ScalingConfig() num_workers not corresponding to training runs?

I am running a ray.tune.Tuner() that depends on a ScalingConfig(). My understanding from the documentation is that, when using only CPUs, the number of simultaneous training runs should be equal to num_workers.

However, I am observing the following: With num_workers=1 and 1 CPU per worker, 7 training runs launch simultaneously, and 8/8 of my CPUs are used (presumably 7 CPUs for the training runs and 1 CPU for ray.tune.Tuner(). With any other combination, only 1 training run launches. E.g., with num_workers=7 and 1 CPU per worker, or with num_workers=10 and 0.5 CPU per worker.

I do not think the problem is due to lack of CPUs, as e.g. 10 workers * 0.5 CPUs per worker = 5 CPUs, which is less than the 7 I have available. I also get no message about lacking resources.

I am doing all of this with a fresh install of Ray, so I believe my version is up to date.

My code:

scaling_config = ScalingConfig(num_workers=1, 
                               use_gpu=False,
                               resources_per_worker={"CPU": 1})

trainer = TorchTrainer(train_func, 
                       scaling_config=scaling_config)

tuner = ray.tune.Tuner(
    trainer,
    tune_config=tune.TuneConfig(
        num_samples=num_samples
    ),
    run_config=RunConfig(
        storage_path=storage_path,
        checkpoint_config=CheckpointConfig(
            checkpoint_score_attribute="val_loss",
            checkpoint_score_order="min",
            num_to_keep=1
            )   
        ),
    param_space=config
)

results = tuner.fit()

ScalingConfig.num_workers corresponds to the number of distributed workers for a single TorchTrainer. See here for an overview.

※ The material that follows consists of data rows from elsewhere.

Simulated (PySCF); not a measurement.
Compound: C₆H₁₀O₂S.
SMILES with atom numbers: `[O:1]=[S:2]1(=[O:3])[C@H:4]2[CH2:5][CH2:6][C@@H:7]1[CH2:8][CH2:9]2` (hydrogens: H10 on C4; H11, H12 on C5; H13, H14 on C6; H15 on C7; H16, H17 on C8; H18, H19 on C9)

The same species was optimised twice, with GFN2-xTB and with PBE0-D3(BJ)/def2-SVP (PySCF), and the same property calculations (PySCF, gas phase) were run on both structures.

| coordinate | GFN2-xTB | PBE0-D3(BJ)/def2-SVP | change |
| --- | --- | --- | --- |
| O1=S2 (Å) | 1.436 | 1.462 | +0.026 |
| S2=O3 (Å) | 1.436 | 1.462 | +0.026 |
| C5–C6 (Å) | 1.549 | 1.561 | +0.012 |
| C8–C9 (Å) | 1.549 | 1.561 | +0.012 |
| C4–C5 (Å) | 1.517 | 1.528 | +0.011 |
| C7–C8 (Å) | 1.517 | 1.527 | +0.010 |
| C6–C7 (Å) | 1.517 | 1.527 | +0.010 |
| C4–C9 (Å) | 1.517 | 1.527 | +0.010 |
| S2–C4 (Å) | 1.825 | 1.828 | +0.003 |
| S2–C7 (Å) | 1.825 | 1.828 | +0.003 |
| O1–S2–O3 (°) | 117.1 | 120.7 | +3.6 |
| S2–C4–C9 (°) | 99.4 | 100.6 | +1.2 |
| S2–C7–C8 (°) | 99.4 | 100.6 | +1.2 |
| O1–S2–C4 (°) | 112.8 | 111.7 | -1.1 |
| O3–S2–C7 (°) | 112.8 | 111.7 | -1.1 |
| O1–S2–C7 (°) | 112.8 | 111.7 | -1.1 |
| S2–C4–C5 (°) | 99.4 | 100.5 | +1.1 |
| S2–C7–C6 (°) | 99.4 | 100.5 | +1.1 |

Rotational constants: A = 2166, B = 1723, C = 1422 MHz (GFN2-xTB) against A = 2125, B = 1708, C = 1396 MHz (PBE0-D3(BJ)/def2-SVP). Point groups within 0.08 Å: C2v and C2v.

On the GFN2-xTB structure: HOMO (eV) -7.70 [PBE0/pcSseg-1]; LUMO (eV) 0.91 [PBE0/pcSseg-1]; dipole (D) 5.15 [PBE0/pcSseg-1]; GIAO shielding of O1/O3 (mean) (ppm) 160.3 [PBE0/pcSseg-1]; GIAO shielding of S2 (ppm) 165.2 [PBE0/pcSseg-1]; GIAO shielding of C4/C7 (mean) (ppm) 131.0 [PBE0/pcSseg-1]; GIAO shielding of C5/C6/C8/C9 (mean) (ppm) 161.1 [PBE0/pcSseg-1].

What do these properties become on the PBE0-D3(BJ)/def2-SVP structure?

For Tune, the number of simultaneous training runs (aka trials) can be configured by TuneConfig.max_concurrent_trials.

I have increased max_concurrent_trials but I do not get any increase in my number of simultaneously running trials.

I have 7 available CPUs. I set max_concurrent_trials=n in TuneConfig(). I want to run n concurrent trials. How can I do this? It is not clear to me from the documentation.

@ray_user_11 The Ray Train “coordinator” actor actually takes up 1 CPU by default as well. So even if you have 1 worker, you’ll have 2 actors:

Coordinator (1 CPU [default])
  -> Worker (1 CPU [default, and from your setting]

The coordinator is not really doing any work (just lightweight event processing and making remote function calls), so you can set that to 0 CPUs.

scaling_config = ScalingConfig(num_workers=1, 
                               use_gpu=False,
+                              trainer_resources={"CPU": 0},
                               resources_per_worker={"CPU": 1})

Now, if your cluster has N CPUs, then each “TorchTrainer” instance will take up just a single CPU. You should be able to get 7 concurrent trials running at a time.

Is possible concurrent trials = number of cpus? Or can I use a fractional resources_per_worker, setting num_workers=1, trainer_resources={"CPU": 0}, resources_per_worker={"CPU": number_of_cpus / possible_concurrent_trials} to get whatever number of possible concurrent trials I want? How do I calculate the ceiling for possible concurrent trials given my hardware?

Setting fractional resources_per_worker has not led to any increase in number of concurrent trials for me in the past. Instead, it has decreased the number of concurrent trials.